Happy International Women’s Day! But as any mother working in the art world can confirm, the sector’s attitude towards children is often more akin to that of King Herod. Even though more women are gaining prominence as artists or art workers, motherhood is still seen as a career challenge rather than cause for celebration. Which is why last week’s online conversation on "How Not To Exclude Artist Mothers", convened by the writer Hettie Judah and hosted by the Freelands Foundation, was so necessary and important.
It was moving and inspirational to hear the artists Cally Spooner, Laura Ford and Rana Begum share their experiences—both positive and negative—as artist-mothers and for Fiona Bradley, director of the Fruitmarket Gallery in Edinburgh and Laura Smith, curator at the Whitechapel Gallery in London, to offer their thoughts on how how arts institutions could better accommodate artists and their offspring.
Subjects ranged from Laura Ford’s account of giving public talks and teaching her students while breastfeeding to Begum’s feeling “guilty” at mentioning her premature baby to the galleries she was working with, while at the same time not wanting to be excluded from major projects. Cally Spooner revealed that she embraced “being a bit dismantled” when she had her twins, and decided to use their arrival as an opportunity to make art that was “a bit less production-heavy.”

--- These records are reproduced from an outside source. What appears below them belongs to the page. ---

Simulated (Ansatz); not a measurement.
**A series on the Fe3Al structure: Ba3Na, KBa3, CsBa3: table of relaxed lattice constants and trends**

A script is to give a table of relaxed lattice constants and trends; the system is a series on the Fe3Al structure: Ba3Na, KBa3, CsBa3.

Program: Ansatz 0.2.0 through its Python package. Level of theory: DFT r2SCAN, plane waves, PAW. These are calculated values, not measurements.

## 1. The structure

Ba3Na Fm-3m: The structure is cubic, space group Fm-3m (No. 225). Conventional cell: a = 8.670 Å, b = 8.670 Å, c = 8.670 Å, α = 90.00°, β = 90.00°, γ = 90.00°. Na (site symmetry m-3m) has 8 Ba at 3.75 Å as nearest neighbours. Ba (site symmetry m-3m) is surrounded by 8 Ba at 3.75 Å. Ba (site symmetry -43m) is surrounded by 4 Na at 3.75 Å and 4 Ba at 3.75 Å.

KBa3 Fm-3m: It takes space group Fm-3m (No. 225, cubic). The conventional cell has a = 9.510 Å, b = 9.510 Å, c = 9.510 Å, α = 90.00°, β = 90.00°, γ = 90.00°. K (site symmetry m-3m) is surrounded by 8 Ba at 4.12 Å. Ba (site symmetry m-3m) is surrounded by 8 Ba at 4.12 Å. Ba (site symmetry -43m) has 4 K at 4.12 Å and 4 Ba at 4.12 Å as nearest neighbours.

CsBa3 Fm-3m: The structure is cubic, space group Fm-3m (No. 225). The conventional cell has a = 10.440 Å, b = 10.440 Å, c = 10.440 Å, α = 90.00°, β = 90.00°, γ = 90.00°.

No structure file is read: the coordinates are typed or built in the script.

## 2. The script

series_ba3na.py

The original impetus for these discussions came from Full Messy and Beautiful, Judah’s essay on the impact of motherhood on artists which formed part of the Freelands Report on the representation of female artists in Britain published last year. For her research, Judah interviewed more than 50 artists, many of whom praised Bradley and Smith as rare beacons of family-friendliness for artist mothers negotiating the all-too hostile terrain of institutional exhibitions, residencies and commissions.
Both Bradley and Smith made the fundamental point that an acknowledgment of family requirements needed to be as crucial to an artist-centred ethos as any aspect of an artist’s creative activities. Both agreed that it was essential to promote a culture where artists were actively encouraged to ask for what they needed. This could be anything from tying in residencies to school holidays to offering the option for more child-friendly lunchtime or weekend exhibition openings, rather than the traditional evening private view and sit down after-dinner. Overall, everyone was in accord that for institutions big or small, the flexibility to meet family needs should be standard practice in all dealings with artists.
While all these discussions were rich and informative, arguably the most significant outcome from this event was its offering of a practical takeaway in the form of ten guidelines for both institutions and residencies on "how to not exclude artist parents"—the term was expanded to acknowledge that, increasingly one hopes, fathers are also often at the rockface of childcare. The guidelines were drawn up over the past month by Judah and an additional 30 artist-mother advisors, and they provide a neat summation and expansion of all the issues covered over the course of the talk.
They are as follows:
1. As an organisation, be explicitly welcoming to artists with families.
2. Make it standard practice to establish an artists's parenting circumstances at the outset of a project and have structures in place to accommodate their parenting responsibilities.
3. Assume that any artist parent may need to travel with their children and a partner or other caregiver and provide for this.
4. Agree with the artist at the outset what is expected of them and when, given enough lead time so that they can plan accordingly.
5. Consider having a specific budget for an artist’s childcare costs.
6. Schedule exhibition openings and special events with artist parents in mind.
7. Be aware of term dates and program around them: offer artists who need to travel with children the option of installing a show over half term, for example.
8. Re-think or remove age limits for residencies and awards so that they become inclusive of artists whose careers have been interrupted by having and caring for children.
9. Work with artists to adapt residencies to fit around their parenting needs.
10. Don’t read gaps in a CV to indicate lack of commitment or effort. Artists' careers come in many shapes and can be paused for many reasons, parenting among them. Emerging artists are not necessarily recent graduates.
The list, with additional stipulations, can be read in full on Judah’s Instagram.
So with this manifesto in mind, let’s hope that when museums and galleries are eventually permitted to re-open, they will take heed of these easy to achieve goals and put artist parents and their children at the centre of any new normal, whatever form it may take.